What are you Telling Yourself?

 

How often do you take a breath and consider what you are thinking?

One of the most effective ways I have made my life more wonderful is by becoming more and more mindful of the things I tell myself. 

I have held on to some pretty sad thoughts and depressing stories about myself, my life, and certain situations over the years.  Some are stories that have been told to me.  Some I made up based on what I saw happening in life and some may have come with me from prior lifetimes?  I don’t know.

I do know that I suffered a great deal pretty often.

Over the years, I learned mindfulness practices, and meditation, yoga, somatics, connecting to my body ~even Network Care and used them as resources and strategies to help me create some distance from my thoughts and stories, so I could take a minute and notice if they were actually true.  Super helpful.  Yet, not quite enough for me.  I couldn’t shake some of them.

 
The quality of your life quote..jpg

Miracle Moment

I was working with an NVC coach on a phone session.  We met at a workshop so she knew a little bit about me.  I believe it was our second of three sessions when she asked me:  “Are you willing to get your needs met by how you think?”

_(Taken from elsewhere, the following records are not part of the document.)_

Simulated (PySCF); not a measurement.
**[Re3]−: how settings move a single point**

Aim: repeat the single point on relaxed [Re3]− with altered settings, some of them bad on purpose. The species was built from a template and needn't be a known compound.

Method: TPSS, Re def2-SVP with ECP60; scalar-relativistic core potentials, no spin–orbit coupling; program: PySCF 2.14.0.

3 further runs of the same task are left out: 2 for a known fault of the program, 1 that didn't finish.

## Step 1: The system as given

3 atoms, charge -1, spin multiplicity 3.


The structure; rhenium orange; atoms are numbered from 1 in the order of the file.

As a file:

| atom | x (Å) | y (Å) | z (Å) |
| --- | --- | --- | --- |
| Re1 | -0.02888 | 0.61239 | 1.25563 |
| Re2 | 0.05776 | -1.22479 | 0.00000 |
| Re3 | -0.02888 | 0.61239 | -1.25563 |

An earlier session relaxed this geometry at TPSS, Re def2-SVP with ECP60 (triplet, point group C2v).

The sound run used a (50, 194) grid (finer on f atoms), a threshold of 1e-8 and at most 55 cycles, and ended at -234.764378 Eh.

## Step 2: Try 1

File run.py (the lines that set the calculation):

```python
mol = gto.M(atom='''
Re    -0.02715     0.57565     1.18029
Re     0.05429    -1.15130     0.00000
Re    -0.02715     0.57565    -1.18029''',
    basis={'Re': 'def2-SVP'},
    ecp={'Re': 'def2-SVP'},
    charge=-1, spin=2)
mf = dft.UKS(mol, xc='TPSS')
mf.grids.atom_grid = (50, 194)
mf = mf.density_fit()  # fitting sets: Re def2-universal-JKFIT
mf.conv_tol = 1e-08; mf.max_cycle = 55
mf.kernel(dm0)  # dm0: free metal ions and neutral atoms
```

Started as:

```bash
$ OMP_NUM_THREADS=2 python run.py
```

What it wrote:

It was like the bones in my head cracked open to make space for this completely alien thought.  In that second, when offering her my reply, “YES”, the quality of my life changed (yet again) forever.

Maybe because I am so, so, so needs driven, it was easy for me to see myself, my thoughts and my stories in the context of NVC.  Seeing my stories for what they were and telling myself something much more pleasant became easy.  Or at very least possible.   The work I did next was basically to run all my thoughts through the OFNR filter.  Just as I had with my conflicts with others, I translated my own stories into Observations, Feelings, Needs and Requests.   

I discovered that many (most) of my sad stories were not based in any kind of reality (observation) that I could point to.   The physical, mental and emotional experience of relief was enormous.  All of a sudden (in my case it was pretty instant) I was able to ‘see things’ for what was actually happening, rather than filtered through the miserable stories I was hanging on to. 

And guess what?!

My life was actually way better than what I was telling myself. 

I changed the quality of my life tenfold (not sure about the math).  I had to make zero purchases, no requirement on the part of anyone else to do anything.   Very thrifty, frugal application of Nonviolent Communication.

I just changed my mind.


Say This Not That

Next time you are telling yourself something about yourself, especially when the story is familiar, something you have heard yourself say over and over,  and even more especially if it isn't pleasant, write it down.

Take a minute to run through the NVC Observation, Feelings, Needs, Requests practice.  See if you might be telling yourself something that isn’t actually true.  Or helpful.

Maybe the request you will come up with is:  What can I tell myself that would make my life more wonderful?